Given the opportunity to see a lot of art at once, and the fact that more than 30 of the 80 artists included were plucked directly from Chelsea, many New Yorkers won't need to look to this exhibition to reveal any trends. Still, it never hurts to have curators like Shamim M. Momin and Henriette Huldisch rearticulate them for us, which is why so many of us are still interested in the Biennial. Viewers can look forward to a lot of found materials, a return to a 60s and 70s fine art aesthetic, and a resurgence of appropriation, archive and eco art. Those who like painting, printmaking and traditional photography will have very little to look at this year, whereas assemblage sculpture and installation art dominate the show, as does a strong collection of video art. Notably, not one internet artist was included, an oversight to be sure, given the wealth of activity within the field.

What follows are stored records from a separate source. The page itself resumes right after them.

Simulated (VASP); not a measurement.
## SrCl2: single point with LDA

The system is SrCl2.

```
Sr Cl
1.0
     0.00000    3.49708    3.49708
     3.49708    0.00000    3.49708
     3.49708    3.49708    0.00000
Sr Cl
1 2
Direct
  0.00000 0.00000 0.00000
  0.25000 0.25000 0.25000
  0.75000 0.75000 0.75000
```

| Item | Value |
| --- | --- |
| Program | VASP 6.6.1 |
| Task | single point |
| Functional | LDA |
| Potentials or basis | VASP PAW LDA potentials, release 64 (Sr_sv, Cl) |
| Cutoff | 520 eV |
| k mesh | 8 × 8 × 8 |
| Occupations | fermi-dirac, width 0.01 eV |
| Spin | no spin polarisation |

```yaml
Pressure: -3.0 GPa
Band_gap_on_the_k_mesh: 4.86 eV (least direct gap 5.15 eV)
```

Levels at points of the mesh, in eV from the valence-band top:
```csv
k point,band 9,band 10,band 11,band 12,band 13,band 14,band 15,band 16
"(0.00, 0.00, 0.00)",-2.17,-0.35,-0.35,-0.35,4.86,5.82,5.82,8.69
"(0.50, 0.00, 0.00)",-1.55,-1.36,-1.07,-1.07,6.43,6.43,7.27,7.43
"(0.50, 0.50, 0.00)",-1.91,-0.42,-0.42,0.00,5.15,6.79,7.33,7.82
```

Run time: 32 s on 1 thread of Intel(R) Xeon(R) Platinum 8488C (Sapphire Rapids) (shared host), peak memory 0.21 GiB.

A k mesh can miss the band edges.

With the large amount of montage and other fractured work, this biennial resembles a more diverse Unmonumental, the New Museum's current exhibition exploring fragmented forms. With it, however, come all the standard biennial woes and caveats, plus a few new ones for good measure: as in years past, the exhibition consists of far more insubstantial art than needed. More often than not, the art chosen is the problem, as opposed to a weak or underdeveloped artist. Olivier Mosset, for example, a member of New York's Radical Painting Group, who has made a great number of compelling large-scale textured paintings, had the misfortune of exhibiting two of his most drab, over-sized beige canvases. Similarly established conceptual artist John Baldessarri couldn't be more relevant to contemporary art-makers today, but his garish three-dimensional wall works, juxtaposing colored body parts with banal black-and-white objects, represent the artist poorly. Others, however, such as Patrick Hill, I just don't like: his collages of wood, glass, granite, concrete and canvas are so cleanly constructed they seem readymade for a corporate lobby.

Other problems pervade the exhibition. As I said earlier, the Armory architecture almost always overshadows the art, with a few exceptions. William Cordova and Leslie Hewitt's archive of bootleg independent films and donated artist videos representing black and Latino awareness made perfect sense in a cave-like room that felt as if it were designed for clandestine viewing experiences; Dexter Sinister's collections of texts reflecting on the show were placed appropriately in an office; and Gretchen Skogerson's tattered neon tubes effectively communicate a sense of bleakness, in tune with the Hurrican Ivan wreckage to which her piece responds. Garder Eide Einarsson's framed suit, however, looks ill-placed in its ornate interior, the only object in a room much too large to display it effectively. The same thing happened to the vitrines of Mario Ybarra Jr., which contain paraphernalia he made as an homage to 80s gangster flick Scarface. Meanwhile, Karen Kilimnik, a painter who incorporates the kind of chandeliers hanging at the armory into her installations, and makes art about the type of rooms in that space, managed to secure a place at the museum. For all the talk of painting taking a back seat to film, installation and humble assemblage at the Whitney, you'd think a few more painters might have ended up on Park Avenue.